The point of using a specialized time-series database is to have an edge over conventional databases in time-series specific operations. Most often, TSDB’s are judged by their write speed. In my opinion, the read performance is as important if not the most. Moreover, not only plain reads but filtering, aggregation, and downsampling operations which are used in every monitoring dashboard or alerting system.

Many TSDB’s use rollup aggregation mechanism to enable fast data resampling and aggregation. It works the following way. The user needs to create a set of rollup aggregation rules in advance. For instance, for every time-series in the database, she may want to store raw data, average values with 5-minute step, and average values with 1-hour step. The database will update these 5-minute and 1-hour rollups periodically. The user may set different retention policies for different rollups.

The problem with this approach is that the user must know in advance, what rollups she will need. Regenerating rollups can be costly and in some circumstances, impossible. Different time-series will need different aggregation function. For instance, for latencies we may want to use `max`

but for free disk-space `min`

is more suitable. Another problem is that the user must use proper rollup table in queries. Otherwise, the query will turn into a full table scan.
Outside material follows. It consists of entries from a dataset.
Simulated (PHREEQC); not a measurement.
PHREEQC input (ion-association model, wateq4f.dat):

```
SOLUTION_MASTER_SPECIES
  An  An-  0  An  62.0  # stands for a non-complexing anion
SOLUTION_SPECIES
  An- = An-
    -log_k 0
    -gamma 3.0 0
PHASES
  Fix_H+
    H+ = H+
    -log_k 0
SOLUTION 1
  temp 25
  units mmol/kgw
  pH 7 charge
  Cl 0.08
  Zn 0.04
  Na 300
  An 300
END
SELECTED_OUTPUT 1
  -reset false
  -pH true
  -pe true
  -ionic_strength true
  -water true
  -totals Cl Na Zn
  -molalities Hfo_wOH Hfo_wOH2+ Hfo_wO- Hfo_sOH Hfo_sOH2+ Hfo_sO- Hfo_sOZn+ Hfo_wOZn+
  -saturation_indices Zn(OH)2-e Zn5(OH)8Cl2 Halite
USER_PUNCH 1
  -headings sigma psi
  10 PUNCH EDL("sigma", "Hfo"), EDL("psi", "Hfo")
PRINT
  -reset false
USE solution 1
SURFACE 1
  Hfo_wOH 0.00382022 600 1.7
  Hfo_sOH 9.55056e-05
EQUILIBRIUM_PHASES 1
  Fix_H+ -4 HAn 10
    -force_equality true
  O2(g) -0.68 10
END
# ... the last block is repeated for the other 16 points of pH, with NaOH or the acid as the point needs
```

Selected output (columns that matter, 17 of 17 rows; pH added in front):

Another often ignored problem is that not all aggregations are composable. For instance, if you have averages with the 5-minute step but you need averages with 1-hour step you can’t just use these first 5-minute averages to compute the result. You need to compute it from raw data or you will get an incorrect result.

The final downside is the cardinality growth. Most modern TSDB’s struggles with high cardinality datasets (the ones that have a lot of unique time-series).

Akumuli solves this problem by resampling/aggregating the data on the fly. It uses some tricks to make this fast.

Akumuli stores each time-series in a B+tree. B+trees has two types of nodes. The leaf nodes are used to store compressed time-series data. Leaf nodes have fixed size. Because of that, each leaf has different capacity that depends on randomness and precision of the actual data. The inner nodes are used to store the links to other nodes. Akumuli stores the set of aggregates (like min, max, and sum) along with child address. Each aggregate corresponds to the entire subtree. The storage engine can use these values to your advantage.

This aggregates can be leveraged for various TSDB specific computations. The most simple use case is a data aggregation. Suppose that we need to find the largest value inside the time interval.

In the simplest case, the interval will span a whole number of leaf nodes. We just need to find the root nodes of all subtrees over which the time interval spans. No matter how large the time-span is and how many data-points it contains. We will read just a handful of pages from disk and use them to compose the result.

In this example, the time interval spans over nodes 10, 11, 12, and 13. To calculate an aggregate for it we need to read the root node 1 and proceed to inner nodes 2 and 3. Both of which has the links to subtrees that have the data we need (subtree 5, 10, 11, and subtree 6, 12, 13). The algorithm can extract the aggregates from 2->5 link, and from 3->6 link. After that this aggregates can be combined into the final result.

In the more complex scenario, the interval will span a fractional number of leaf nodes. The beginning and the end of the interval will be located in the middle of the corresponding leaf nodes. But here we may use divide and conquer approach. We can split the task into three parts:

- Read the first page that partially crosses the time-interval. This will read the actual leaf node from disk, decompress it and compute
`max`

for every data-point that sits inside the interval. - Compute the
`max`

for the subtrees that sits inside the interval entirely, as described above. - Read the last page that partially crosses the time-interval, as in 1).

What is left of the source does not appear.